Slavery & the Bible GFTM series…
Read Part 1: Cherry Picking, Worldview & Consistency
Read Part 2: Not All Types of Slavery are Equal
Read Part 3: American Slavery & Bearing God’s Image
Read Part 4: Slavery Ain’t Always Slavery: The New Testament & Roman Slavery
Read Part 5: Roman Slavery & the Lack of Christian Revolt
Read Part 6: The New Testament Response & Problem Verses
ANOTHER TYPE OF SLAVERY & FREEDOM IN THE NEW TESTAMENT
So, to quickly review our last two articles: Why didn’t the New Testament writers tell Christian slaves to revolt? Because rebellion against the Roman Empire meant one likely outcome: death. So, what could Christian slaves do? Well, they could conduct themselves as Christians, even when slaves, by living out these biblical principles:
- The Christian Work Ethic: Honor Christ in All You Do
- Be a Light to the World… Glorify God… Humble Your Enemies
- Love Your Enemies
- Personal Sacrifice for the Good of Others
Benjamin Reaoch in his book Women, Slaves, and the Gender Debate points out, “The mere fact that slaves are addressed directly [in the New Testament] is significant. In this way Paul and Peter implicitly recognize the personhood of slaves and grant them the dignity of moral responsibility… The instructions to these individuals would have challenged the cultural norms of the day, and if heeded, would radically transform the master-slave relationship… we find that slavery is an assumed reality, and one that is being transformed by the power of the gospel.”
Or think of it this way: Christian slaves were already saved from eternal separation from God; they would spend eternity with Christ. Their non-Christian slave-masters could not say the same thing. Thus, in the New Testament worldview, that means the Christian slave is free and the non-Christian slave-owner is enslaved. In the light of the revelation of Jesus Christ, their statuses are inverted and there is a clear dichotomy: You’re either a slave to sin or freed by Christ.
So Jesus said to the Jews who had believed him, “If you abide in my word, you are truly my disciples, and you will know the truth, and the truth will set you free.” (John 8:31-32)
“Truly, truly, I say to you, everyone who practices sin is a slave to sin. The slave does not remain in the house forever; the son remains forever. So if the Son sets you free, you will be free indeed. (John 8:34-36)
Only in Jesus Christ — the Son — is true freedom found.

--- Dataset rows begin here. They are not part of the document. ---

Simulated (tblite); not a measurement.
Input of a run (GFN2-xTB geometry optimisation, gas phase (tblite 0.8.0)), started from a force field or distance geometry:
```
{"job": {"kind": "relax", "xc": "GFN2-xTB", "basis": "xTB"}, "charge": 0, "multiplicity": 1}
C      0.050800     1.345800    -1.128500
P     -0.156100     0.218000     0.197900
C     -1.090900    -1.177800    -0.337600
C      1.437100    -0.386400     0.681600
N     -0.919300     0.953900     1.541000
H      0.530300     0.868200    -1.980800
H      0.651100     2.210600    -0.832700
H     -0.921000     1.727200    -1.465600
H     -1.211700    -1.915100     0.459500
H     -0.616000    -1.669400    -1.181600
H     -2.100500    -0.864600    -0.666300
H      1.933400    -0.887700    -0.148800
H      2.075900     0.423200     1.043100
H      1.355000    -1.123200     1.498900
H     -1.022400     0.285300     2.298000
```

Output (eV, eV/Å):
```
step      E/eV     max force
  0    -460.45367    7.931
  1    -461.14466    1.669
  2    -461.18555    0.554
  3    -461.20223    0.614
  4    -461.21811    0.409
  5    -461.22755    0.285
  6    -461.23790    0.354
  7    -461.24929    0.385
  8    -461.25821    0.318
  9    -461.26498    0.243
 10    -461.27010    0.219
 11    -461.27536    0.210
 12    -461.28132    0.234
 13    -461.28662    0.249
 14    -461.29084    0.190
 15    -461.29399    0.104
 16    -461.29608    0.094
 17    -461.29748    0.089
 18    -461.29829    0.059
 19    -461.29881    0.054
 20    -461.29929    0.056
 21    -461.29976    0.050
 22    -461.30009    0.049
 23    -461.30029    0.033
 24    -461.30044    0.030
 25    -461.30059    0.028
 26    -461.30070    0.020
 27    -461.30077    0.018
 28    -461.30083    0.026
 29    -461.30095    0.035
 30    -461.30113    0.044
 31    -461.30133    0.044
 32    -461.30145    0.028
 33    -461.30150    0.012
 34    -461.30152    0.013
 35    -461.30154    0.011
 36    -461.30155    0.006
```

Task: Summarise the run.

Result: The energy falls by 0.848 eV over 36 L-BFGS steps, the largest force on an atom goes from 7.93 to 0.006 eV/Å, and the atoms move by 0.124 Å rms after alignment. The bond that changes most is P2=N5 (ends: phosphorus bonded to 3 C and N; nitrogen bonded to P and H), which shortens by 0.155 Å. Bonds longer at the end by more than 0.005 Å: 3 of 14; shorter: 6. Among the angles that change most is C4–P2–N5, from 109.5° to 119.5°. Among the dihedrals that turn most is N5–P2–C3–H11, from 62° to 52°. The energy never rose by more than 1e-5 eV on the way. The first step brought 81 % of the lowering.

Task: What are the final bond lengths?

But we also find the slave-to-sin vs. free-through-Christ dichotomy put another way in the New Testament: slave-to-sin vs. slave-to-Christ. No one can have two masters (Matt. 6:24); everyone worships something, and you’re either ruled by sin or ruled by Christ. It’s either one or the other. Paul even calls himself a slave (“doulos“/servant/bondservant) of Christ (Rom. 1:1), and he writes elsewhere:
For he who was called in the Lord as a bondservant [“doulos”/slave] is a freedman of the Lord. Likewise he who was free when called is a bondservant [“doulos”/slave] of Christ. (1 Corinthians 7:22)
So, in Christ, the believing slave is made free (from the condemnation of sin) and the believing freeman is made a “slave” (through willing obedience to Christ). Here we see a deep truth in paradox: Christians are ruled by Christ as their master, but in doing so they experience true freedom. Everyone is ruled by something, and to be ruled by anything else other than our Creator leads to destruction. You can be a slave to a cruel master (sin) or you can humble yourself before a kind master (Christ), who rules with love and mercy. But, have no doubt about it, you will be ruled by something. Christians obey our master not because of fear of hell, as many who don’t understand true biblical Christianity accuse Christians of from time to time, but because we love God because he first loved us (1 John 4:19).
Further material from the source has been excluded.